One thing we can do is make sure at least the gnustep-base and gnustep-gui
bundles
are located inside the library versioned resource directory ... in that way, for
example, you can have two SSL gnustep-base bundles installed, each one used by
its own gnustep-base. I've done this for gnustep-base, but not yet for
gnustep-gui.
Presumably it's something to be done before the forthcoming release. :-)
The problem of different versioned copies of the same DLL being loaded
into an address space should go away if both of the same versioned dlls
have the same name. This obviously means they are in different
directories. What you say above makes sense and sounds like the
equivalent of a user containing two API incompatible versions of
gnustep-base, such that two versions of the library are installed. We
probably should use version numbers for library versions which are known
to be incompatible, or use frameworks and implement proper support for
those (somehow).
Unfortunately, not sure we can do that for the backend bundle ? Should the
backend
bundle be installed into a versioned directory (versioned on the version of
gnustep-gui
it was linked against) too ?
It should be installed against the gnustep-gui version it was linked
against, but this version should stay the same as long as the
gnustep-gui version remains compatible with previous versions (API wise).

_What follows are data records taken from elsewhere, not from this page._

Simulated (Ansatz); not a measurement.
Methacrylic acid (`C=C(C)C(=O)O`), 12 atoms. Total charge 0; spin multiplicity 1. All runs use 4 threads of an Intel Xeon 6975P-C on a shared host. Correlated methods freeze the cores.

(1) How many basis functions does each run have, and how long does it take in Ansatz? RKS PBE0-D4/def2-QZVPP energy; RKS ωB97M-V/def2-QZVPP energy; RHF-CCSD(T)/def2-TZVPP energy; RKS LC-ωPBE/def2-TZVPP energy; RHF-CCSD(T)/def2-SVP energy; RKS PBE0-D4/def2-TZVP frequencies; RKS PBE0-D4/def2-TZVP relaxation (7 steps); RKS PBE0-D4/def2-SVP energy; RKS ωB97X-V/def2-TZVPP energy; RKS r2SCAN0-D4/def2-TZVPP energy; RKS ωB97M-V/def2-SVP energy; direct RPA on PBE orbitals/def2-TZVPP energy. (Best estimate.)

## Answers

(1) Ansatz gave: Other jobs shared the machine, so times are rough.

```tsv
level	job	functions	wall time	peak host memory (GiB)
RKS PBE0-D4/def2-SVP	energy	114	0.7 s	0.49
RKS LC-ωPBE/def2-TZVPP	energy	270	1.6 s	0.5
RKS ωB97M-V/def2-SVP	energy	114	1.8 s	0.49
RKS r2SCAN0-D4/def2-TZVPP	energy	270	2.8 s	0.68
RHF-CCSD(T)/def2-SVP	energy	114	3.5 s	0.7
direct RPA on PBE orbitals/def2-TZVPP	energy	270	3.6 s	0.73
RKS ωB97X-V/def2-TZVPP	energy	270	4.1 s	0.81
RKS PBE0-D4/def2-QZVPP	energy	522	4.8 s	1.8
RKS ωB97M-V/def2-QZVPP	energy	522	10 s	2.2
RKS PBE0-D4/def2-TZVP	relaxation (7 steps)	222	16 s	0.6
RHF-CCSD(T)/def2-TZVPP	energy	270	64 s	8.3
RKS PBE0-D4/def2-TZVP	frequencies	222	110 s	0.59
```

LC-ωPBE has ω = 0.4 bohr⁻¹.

Once the core bundles are used only by the appropriate library, the problem
should mostly
be hidden ... usually bundles used by applications are bundled with the
application
and are linked against the same libraries. The problem would mostly occur for
bundles app add-ins distributed by a different packager than the original
application.
No matter what we do, I don't see an easy solution to that.
A packager would have to distribute a different version for each
application version I would think. Unless the APIs it depended on handed
been changed. Probably a case by case basis thing we can't avoid.